Finance professor appointed to evaluate post-financial crisis reforms
GAINESVILLE, Fla. – Dr. Mark J. Flannery, Bank of America Eminent Scholar Chair, has been appointed to the Financial Stability Board’s (FSB) evaluation of “too-big-to-fail” bank reforms. The study is an ongoing evaluation by the FSB, an international body that monitors and makes recommendations about the global financial system, of the financial reforms implemented following the 2008 financial crisis.
The post-financial crisis reforms were originally created by the G20 in order to increase the resilience of the global financial system, while preserving its open and integrated structure. The FSB’s role was to develop and support the implementation of the reforms. In the 10 years since the financial crisis, the FSB has implemented these reforms and is now turning its attention to evaluating the reforms it set in place.
Flannery, along with five other academics, will oversee the FSB’s proposed test procedures and design tests that address the project’s main question: do market investors have less (or no) belief that the largest banks are ‘too-big-to-fail?’
“The basic idea is that before these post-crisis regulatory reforms, it was generally believed that the government would ‘bail out’ very large banks,” Flannery said. “The FSB’s hope is that regulatory reforms, concerning required levels of equity capital at the large banks and new ways of resolving financially troubled, large banks, have squashed the prior market belief in ‘too-big-to-fail.’”
In his role, Flannery will provide specific information about new methods for governments to deal with the failure of very large banks and also identify changes in bank bond interest rates. George Pennacchi from the University of Illinois Champaign-Urbana, Vasso Ioannido from the University of Lancaster (UK), Nellie Liang from Brookings Institution, Thomas Philippon from NYU Stern School, and Reint Gropp, President of the Halle Institute for Economic Research and professor of economics at Otto-von-Guericke University will also serve as academic advisors.
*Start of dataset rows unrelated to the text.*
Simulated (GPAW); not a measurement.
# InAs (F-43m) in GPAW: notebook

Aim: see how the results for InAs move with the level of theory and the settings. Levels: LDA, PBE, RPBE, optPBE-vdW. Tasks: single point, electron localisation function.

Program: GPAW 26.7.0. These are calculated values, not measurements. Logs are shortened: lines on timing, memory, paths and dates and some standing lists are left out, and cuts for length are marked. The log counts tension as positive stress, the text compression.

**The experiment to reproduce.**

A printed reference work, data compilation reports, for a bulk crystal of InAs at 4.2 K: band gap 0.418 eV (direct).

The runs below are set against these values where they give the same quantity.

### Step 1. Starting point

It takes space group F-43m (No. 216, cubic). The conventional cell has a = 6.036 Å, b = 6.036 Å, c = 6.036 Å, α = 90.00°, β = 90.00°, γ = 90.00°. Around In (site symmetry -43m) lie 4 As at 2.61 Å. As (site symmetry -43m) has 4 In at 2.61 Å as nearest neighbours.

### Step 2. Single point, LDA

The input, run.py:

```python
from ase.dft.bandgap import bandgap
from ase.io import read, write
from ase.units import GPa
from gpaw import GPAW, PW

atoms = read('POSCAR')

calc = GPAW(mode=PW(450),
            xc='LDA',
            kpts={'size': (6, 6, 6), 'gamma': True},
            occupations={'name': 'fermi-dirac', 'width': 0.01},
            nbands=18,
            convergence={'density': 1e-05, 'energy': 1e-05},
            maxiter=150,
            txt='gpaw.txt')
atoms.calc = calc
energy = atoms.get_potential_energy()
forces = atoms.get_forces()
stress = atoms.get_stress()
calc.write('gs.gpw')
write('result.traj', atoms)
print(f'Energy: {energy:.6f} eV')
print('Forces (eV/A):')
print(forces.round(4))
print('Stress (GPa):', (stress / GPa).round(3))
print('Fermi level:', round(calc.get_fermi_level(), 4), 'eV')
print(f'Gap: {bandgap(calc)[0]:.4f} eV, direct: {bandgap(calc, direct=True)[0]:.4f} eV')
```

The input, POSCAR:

When the call went out in February 2019 for academics to participate in the project, Flannery knew he wanted to be involved.
“I thought it was an important project that ought to be done carefully and correctly,” he said. “I have always been interested in financial policy-making, and this seemed like a worthwhile and interesting way to spend some of my time.”
The evaluation is set to be complete in late 2020, and its results could have a significant impact on the financial industry.
“The industry feels that post-crisis regulatory changes have imposed substantial costs on them, while also making them safer,” Flannery said. “Their hope is that the FSB study will confirm that the ‘too-big-to-fail’ guarantee is dead. If the study finds some or all of the guarantee still showing itself in the market, they will be upset and fear further, tougher regulations.”
Financial institutions wouldn’t be the only ones affected by the potential outcomes of the evaluation.
“Taxpayers are affected in a similar way: if reforms have in fact killed ‘too-big-to-fail,’ then there is much less chance that governments will use taxpayer money to subsidize or ‘bail out’ a large bank,” he said. “If ‘too-big-to-fail’ still appears to be alive, taxpayers would prefer further, tougher regulations for the large banks.”
Flannery has been a faculty member at the Warrington College of Business for 30 years. He has published research extensively on corporate finance and financial regulation, among other financial topics, and served as the editor of Journal of Money for five years. His current research interests include “shadow banking,” financial stability and corporate leverage choices.
In addition to his academic appointment at Warrington, Flannery served as the Chief Economist and Director of the Division of Economics and Risk Analysis at the U.S. Securities and Exchange Commission. He also worked as a part-time Senior Advisor to the Office of Financial Research from 2011-2014 and has served as a long-term visitor to the Federal Reserve Bank of New York’s Research Department.
He received his Ph.D., M.Phil. and M.A. in economics from Yale University and his A.B. from Princeton University.